Albemarle Delays Environmental, Development Ordinances

By: Matt Holmes Email
By: Matt Holmes Email

Wednesday January 23, 2008

Local environmentalists complain about run-off and erosion into area streams and creeks, especially with new development on and around steep slopes.

"Clear-cutting will occur, trees will be hauled up from their roots, mud will flow into the creek and many, many hundreds of houses will be existing on these steep slopes," proclaimed A.K. Wieder.

Wieder and other local activists say they've seen the environmental impact of new development in Albemarle County and they're sick of it.

That's partially why Ann Mallek was elected to the county Board of Supervisors last fall.

"For many, many years concern for our environment and for the way development happens has been very important," Mallek said. "It was certainly very important to the people who sent me here."

Mallek promised in her campaign to be an advocate for the environment, even at the cost of development, and as growth and environment-based ordinances came before the Board of Supervisors Wednesday, Mallek says her supporters spoke up.

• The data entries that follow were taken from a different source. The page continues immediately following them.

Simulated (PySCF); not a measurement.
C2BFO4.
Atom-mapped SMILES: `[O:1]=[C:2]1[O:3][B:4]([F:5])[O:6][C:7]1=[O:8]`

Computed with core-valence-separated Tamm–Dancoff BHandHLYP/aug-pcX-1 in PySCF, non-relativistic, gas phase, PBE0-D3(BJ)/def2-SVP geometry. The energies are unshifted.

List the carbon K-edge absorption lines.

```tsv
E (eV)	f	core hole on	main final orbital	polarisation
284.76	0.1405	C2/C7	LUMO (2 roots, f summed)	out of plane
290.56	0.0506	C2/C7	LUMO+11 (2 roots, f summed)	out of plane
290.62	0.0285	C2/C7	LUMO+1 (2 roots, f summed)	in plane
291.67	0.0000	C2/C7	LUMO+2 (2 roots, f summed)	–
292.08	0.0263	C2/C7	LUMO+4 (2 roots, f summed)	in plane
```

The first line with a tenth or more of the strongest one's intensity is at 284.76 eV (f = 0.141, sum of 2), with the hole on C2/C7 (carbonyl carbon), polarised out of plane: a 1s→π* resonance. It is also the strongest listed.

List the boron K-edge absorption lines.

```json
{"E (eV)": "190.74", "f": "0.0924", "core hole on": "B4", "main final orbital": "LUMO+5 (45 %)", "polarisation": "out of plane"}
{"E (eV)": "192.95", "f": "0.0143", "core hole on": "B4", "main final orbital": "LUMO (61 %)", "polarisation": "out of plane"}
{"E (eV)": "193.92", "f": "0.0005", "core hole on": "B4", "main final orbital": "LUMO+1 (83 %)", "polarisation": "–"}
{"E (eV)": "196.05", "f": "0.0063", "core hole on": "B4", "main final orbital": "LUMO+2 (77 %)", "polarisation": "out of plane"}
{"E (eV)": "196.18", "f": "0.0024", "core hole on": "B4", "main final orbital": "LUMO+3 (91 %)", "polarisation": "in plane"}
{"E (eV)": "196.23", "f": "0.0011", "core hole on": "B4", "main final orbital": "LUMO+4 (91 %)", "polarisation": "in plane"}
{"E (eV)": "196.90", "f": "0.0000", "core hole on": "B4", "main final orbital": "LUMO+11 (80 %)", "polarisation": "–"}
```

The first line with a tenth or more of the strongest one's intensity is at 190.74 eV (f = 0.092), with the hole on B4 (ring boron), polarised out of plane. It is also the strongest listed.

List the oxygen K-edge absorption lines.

"Many of them have called up since November and said 'don't forget why we sent you there.'"

But an expected vote didn't happen. The Board's chair, Ken Boyd, demanded the public have an opportunity to comment on the ordinances, which would essentially ban building within 100 feet of a stream and also extend environmental protections to rural areas.

So for the environmentalists, the fight to give nature a voice continues.

"I need shade. I need to be clear of sediment from run-off," Wieder declared, acting as the voice of Moores Creek. "I need to be protected from the kind of run-off from roads and...garbage and the other kinds of encroaching development issues that frequently happen."

Moores Creek forms a natural boundary between Charlottesville and Albemarle County. Folks who live near Moores Creek say run-off is so bad that red water flows through the creek, simply from all the red clay that gets deposited.

The Board of Supervisors meeting scheduled for the afternoon of February 6 will now be extended into the evening to allow for more public comment on the issue.